One’s dress sense is not all that personal.

Like all other items we buy as consumers, no differently than the products we drop in our shopping caddy, the clothes and accessories we buy are fed to us by juggernaut industries that need our money to make more of their own money.

Our wardrobe choices are fed to us by the fashion industry which is itself supported by peripheral industries such as that of women's interest magazines, always considered the bread-and-butter of publishing, the music and film industries and ubiquitous, self-serving celebrity posturing.

No differently than the meat and dairy industries that stop at nothing to maintain billions of us in questionable eating habits, the fashion industry is not concerned by how we look in clothes that appear designed for teenagers and women endowed with a lithe, taut body, which is increasingly rare these days.

Free-ranging free will

However extensive it might first appear, the range of fashion-dictated clothes, bags, shoes and accessories is in fact quite narrow which is why anyone in a crowded room will quickly conclude who follows the current trends and who does not.

Unless we buy whole organic food and strictly vintage clothes from opp shop – or sew our own according to the whims of original creativity - we are a captive, biddable audience.

Our free will is as limited as space ‘free-ranging’ chickens have in our backyards.

When it comes to the dress code imposed by religious dogma, one of its central aspects is that options to personalise are even more limited.

As most uniform codes, religious dress codes focus on the concepts of personal anonymity and non-distraction of others.

That is, non-distraction from the focus of prayer when inside a place of worship and non-distraction from coherent thoughts when going about one’s daily business.

In some traditional and orthodox religious milieus, both men and women are still required to wear modest clothing so as not to distract themselves and others around them.

Such an imposition regarding one’s choice of clothing presumes that we, grown-ups, are inattentive beings, keen to find an opportunity to escape the rigour of concentration; that we are as unable to remain impassive to eye-candy as we are to a box of chocolate or a serving of hot french fries.

The subtext, then, is that our self-control as adults is, in fact, as limited as that of pre-schoolers.

Though such an assessment of our attention deficit might seem harsh, an honest look at our evermore permissive culture and our general lack of stoicism in a world filled with sensory stimulation and instant gratification confirm the conclusion.

Walk in humility

So, in the controlled environment of traditional religious spaces, men are required to dress conservatively in loose pants, simple shirts and modest footwear with or without skullcap, depending.

Prayer time is not the time to show off one’s coolest gear.
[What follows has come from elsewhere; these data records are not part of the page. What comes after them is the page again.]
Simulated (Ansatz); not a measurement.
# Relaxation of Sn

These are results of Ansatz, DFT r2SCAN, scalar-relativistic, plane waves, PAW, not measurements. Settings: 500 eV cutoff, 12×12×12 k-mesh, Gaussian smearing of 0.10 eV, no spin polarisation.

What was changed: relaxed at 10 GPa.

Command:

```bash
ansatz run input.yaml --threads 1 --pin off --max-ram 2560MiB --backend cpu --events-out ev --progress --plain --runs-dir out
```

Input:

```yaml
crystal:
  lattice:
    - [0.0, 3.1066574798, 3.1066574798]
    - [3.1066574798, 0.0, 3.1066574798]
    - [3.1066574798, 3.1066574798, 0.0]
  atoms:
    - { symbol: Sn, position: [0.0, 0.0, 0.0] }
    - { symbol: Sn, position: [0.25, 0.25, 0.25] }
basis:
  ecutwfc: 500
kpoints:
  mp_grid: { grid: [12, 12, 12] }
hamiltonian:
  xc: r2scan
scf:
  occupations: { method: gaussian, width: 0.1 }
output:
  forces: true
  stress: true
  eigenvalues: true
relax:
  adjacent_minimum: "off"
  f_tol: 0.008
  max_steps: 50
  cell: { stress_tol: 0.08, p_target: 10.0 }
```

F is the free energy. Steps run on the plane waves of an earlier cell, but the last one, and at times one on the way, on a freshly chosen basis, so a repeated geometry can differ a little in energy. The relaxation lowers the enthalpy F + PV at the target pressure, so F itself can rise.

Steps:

Equally, women are required to wear garments that cover their arms and legs, feet inside simple footwear. Understandably within that context, make-up is discouraged, as the sole purpose of make-up is to sexualise the face to better attract the eye of strangers which, it is believed, would upset their concentration in prayer and, perhaps, leading them into lustful thoughts.

Unlike men, women are also required to cover their entire head since hair, regardless of length, texture and colour has been ruled to be an explicit source of sexual distraction for men.

And, in this lies the odd conclusion that modern men, still unable to manage the sexual nature of their emotions, thoughts and actions, still have no qualms coercing women to shield them from having to exercise moral rigour – even when in their place of worship.

From wigs to scarves and hats, married Orthodox Jewish women are allowed several options to hide the natural hair that may otherwise create havoc in the minds of passing or praying men.

The mantilla, lace veil, once favoured even by moderate Catholic women in Europe up to the 60’s, might be poised for a revival but Orthodox Christian women have always been required to wear a headscarf often tied on the nape of their neck.

Christian preoccupation with hair

The source of Christian preoccupation with women’s hair might have its source in Paul’s epistle to the Corinthians.

‘Judge for yourselves,’ he says in 1 Corinthians 11:13–15 ‘Is it proper for a woman to pray to God with her head uncovered? Does not even nature itself teach you that if a man has long hair, it is a dishonour to him, but if a woman has long hair, it is a glory to her?

For her hair is given to her for a covering.’

Hair is in the air

The fact that Jesus has always been portrayed with long hair notwithstanding, it is unclear why Paul thought that long hair on a man’s head equated damming dishonour but glory on a woman’s.

Yet, this leap in logic led Paul to conclude that since long hair ‘naturally’ covered a woman’s head [but … not a man’s?] it was natural for her to cover it herself with a cloth while praying.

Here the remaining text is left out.